Tuesday, December 13, 2005

Women's Conventions: A Close Shave?

Last week I spoke at the Massachusetts Governor's Conference for Women. It seems sort of retro that even today we still need conferences that are devoted just for women. But considering that we have plenty of unresolved issues, gathering thousands of women together en masse does seem to be a good thing.

I thought it was telling of how far we've come since our sisters a generation ago took the cause public. Those hairy-legged, bra burners demonstrating outside of courthouses have been replaced by women in suits at convention centers collecting goodie bags filled with fancy disposable razors that vibrate. Now that's female empowerment! (And the Venus razor did give me a nice, close shave this morning.)

As I've been on the governor's conference circuit, a tour that has taken me to red, blue, and purple states (this is my own political designation for those states that swing both ways), I realize more and more that all of us women want the same thing.

Women need to feel that whatever they do, whatever "choice" they make in motherhood, career and life, they are doing the right thing. We are all looking for validation. As I've traveled around the country, the stories I hear are powerful, and filled with plenty of "Oprah" moments where audience members often crumble in tears. These universal issues about how to be true to ourselves and 'present' for our families strike a nerve with all women regardless of age, ethnicity or voting record. It cuts to the core of who we are -- as women, mothers and daughters.

Last week, a young mom with a one year old stood up in front of fifty women and announced as she choked back tears, that she felt like a failure. She said she was in a job she adored and had a child whom she adored, but why then was it so hard, she asked. Why did she feel so guilty all of the time? Why did she constantly feel as if she was in conflict?

The truth is that there isn't a lot of support for mothers. For those who work outside of the home, the workforce is not structured to let you have a life. And for those who are at home - which by the way, is often not really by choice but by necessity (many moms can't work because their husbands are never home and someone needs to be there for the kids) - they also don't feel like they have lots of options. Why is it so hard? Lots of us are trying to answer this gazillion dollar question and come up with solutions. But the solutions are more complicated than we'd like to think. So I guess these conferences for women aren't nearly as obsolete as I had first thought. We still have a lot of work to do and as we do it, we might as well get a smooth shave.

Monday, December 05, 2005

Mommy Are You Happy When You’re Not With Me?

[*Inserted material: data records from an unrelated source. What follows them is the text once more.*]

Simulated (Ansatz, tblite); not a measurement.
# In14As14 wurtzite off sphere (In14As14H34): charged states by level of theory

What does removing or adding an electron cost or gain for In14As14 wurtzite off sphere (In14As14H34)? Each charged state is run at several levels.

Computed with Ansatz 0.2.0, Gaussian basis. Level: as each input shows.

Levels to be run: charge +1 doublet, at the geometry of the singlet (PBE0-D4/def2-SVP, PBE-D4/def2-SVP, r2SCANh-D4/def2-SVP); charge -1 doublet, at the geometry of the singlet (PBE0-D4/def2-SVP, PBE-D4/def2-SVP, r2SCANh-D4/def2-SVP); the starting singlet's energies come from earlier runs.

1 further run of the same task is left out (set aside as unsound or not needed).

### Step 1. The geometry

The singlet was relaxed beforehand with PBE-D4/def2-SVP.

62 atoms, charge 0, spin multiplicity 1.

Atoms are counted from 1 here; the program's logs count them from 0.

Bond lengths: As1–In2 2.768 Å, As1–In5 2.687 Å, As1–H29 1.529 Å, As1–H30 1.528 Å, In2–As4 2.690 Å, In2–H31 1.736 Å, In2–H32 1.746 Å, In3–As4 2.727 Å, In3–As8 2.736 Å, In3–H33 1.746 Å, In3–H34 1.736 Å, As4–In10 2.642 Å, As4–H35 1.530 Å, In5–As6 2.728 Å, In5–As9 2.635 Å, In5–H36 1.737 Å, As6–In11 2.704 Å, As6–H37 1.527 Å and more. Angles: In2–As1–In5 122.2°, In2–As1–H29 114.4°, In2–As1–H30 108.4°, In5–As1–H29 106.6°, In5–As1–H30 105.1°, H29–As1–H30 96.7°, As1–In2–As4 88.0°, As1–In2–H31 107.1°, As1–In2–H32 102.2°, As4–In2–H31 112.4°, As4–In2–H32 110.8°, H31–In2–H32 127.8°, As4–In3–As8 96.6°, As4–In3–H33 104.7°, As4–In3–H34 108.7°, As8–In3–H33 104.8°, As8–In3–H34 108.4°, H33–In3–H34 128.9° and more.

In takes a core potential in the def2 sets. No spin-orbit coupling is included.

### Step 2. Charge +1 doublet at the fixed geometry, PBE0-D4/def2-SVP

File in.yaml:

About a half a dozen times yesterday my 4-year-old son Jonah asked me the same question: "Mommy are you happy when you're not with me?" This wasn't the first time he posed this question. About a month ago, out of the blue, he asked the same thing. In a knee jerk, sing-songy mommy voice, I cheerfully answered "No honey I'm not happy when I can't be with you, I always want to be with you." I punctuated my answer with a big hug and a quick kiss. But four weeks ago, his question didn't feel as loaded as it does now.

Now I figured Jonah couldn't help but feel my stress over having no childcare and household help over the past two months. I was doing little to hide my tension and clearly it was taking its toll. A highly sensitive and perceptive child, Jonah was feeling my brewing resentment toward the world and in particular to the mounting piles of dirty laundry.

The cliche "a happy mother is a happy child" has never felt more appropriate. As I struggle to do a bare minimum of work, begin looking for a real job, the kind that comes with a 401 K and a dental plan, research a potential new book, make plans for the holidays, and clean my house including a pile of dog vomit I found on my white living room carpet this morning, I realize my sour mood is affecting my kids.

So yesterday when Jonah asked again if I were happy when I wasn't with him, the question stung. This time as I truly considered what he was asking I decided to re-jigger my answer by turning the question around. "Are you happy when you go to school and have playdates," I asked Jonah. "Yes," he answered. "Are you happy when you go to karate?" "Yes," he said. "Well, I'm happy when I play with my friends and I go to work and I get to exercise my brain. That makes me happy. But it doesn't mean I don't love you."

When I repeated this story to a bunch of my girlfriends desperately searching for some mommy soul support and an interpretation of Jonah's emotional state, my friend Kerry, a mother of a one-year-old thought I scored an ace parenting move. "Brilliant!" she declared when I told her how I shifted the question. "It really is easier when your kids aren't old enough to truly talk to you," Kerry laughed and I agreed.

Jessica, also a mother of a four-year-old boy who is well read on positive parenting strategies seemed to think Jonah's question wasn't as heartbreaking as most of my other friends did. She reassured me that four-year-olds can't imagine a world outside of their own and therefore Jonah's question was just a legitimate inquiry into what I do and how I feel when he's not around.

Ultimately, it did seem that Jonah was finally satisfied after I explained that yes, I can be happy when I'm doing things for myself just as he does for himself and my love for him is always there. Today he hasn't asked me that seemingly awful question. But he did tell me that he loved me. So far so good.